Death to PBXs, says Cisco

Cisco Systems Inc. CEO John Chambers told attendees of his ComNet keynote that they better not sink any more money into their voice networks.

“It’s time to write off those circuit-switched networks and PBXs and move along,” he said.

Instead, Chambers said it is time to build up IP networks and add voice capabilities to the mix — no doubt using equipment built by Cisco.

In one of those keynote demonstrations that actually worked, Chambers had audience members see if they could tell the difference between calls placed over the regular phone system and an IP network. Most could not.

Throwing voice onto data lines can save as much as five cents a minute, Chambers said. But cost is not the only benefit, he said.

In an era when employees switch offices frequently, Chambers said using IP-based phones cuts down on administration costs. An IP-based phone connected to a router over Ethernet can automatically be recognized anywhere on a network using Dynamic Host Configuration Protocol without having to reassign phone numbers and IP addresses.

Chambers said that phasing out voice networks is just one of many things that companies need to do to prepare for the next stage in the Internet revolution.

Giving customers direct access to information through Internet databases and the like can save a company millions of dollars in support costs.

At the same time, companies have to loosen up on the IS budgets, he said. Cisco increased its IS spending from one to three per cent of revenue this year, but it has actually saved the company money because employees can now make critical decisions faster, he said.

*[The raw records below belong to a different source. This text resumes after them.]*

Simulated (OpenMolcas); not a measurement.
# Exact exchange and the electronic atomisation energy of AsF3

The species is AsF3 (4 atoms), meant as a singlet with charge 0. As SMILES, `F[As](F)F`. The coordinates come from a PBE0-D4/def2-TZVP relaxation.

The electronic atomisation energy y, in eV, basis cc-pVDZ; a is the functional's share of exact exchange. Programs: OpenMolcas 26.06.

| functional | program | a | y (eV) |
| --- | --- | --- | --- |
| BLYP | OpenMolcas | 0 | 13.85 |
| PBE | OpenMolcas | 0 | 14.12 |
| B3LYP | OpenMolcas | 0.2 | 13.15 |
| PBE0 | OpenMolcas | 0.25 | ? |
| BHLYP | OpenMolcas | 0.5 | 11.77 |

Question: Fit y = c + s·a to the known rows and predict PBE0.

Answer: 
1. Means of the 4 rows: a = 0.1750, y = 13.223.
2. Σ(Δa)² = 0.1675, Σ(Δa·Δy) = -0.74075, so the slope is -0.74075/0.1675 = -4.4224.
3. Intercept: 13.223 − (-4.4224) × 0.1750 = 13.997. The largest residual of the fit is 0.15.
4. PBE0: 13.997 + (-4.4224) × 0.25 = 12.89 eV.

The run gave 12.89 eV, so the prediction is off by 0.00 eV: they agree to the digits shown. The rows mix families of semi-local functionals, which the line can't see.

Chambers said much remains to be done. He said he bought his last car over the Internet, but still had to go to the dealership in person to fill out the final paperwork. People will soon begin demanding the ability to do everything on-line, he said.

And that will let smaller companies compete with larger companies, because they will be more nimble in developing new on-line services, he said. “If you fall six months behind, even if you’re a large company, you’re going to lose,” he said.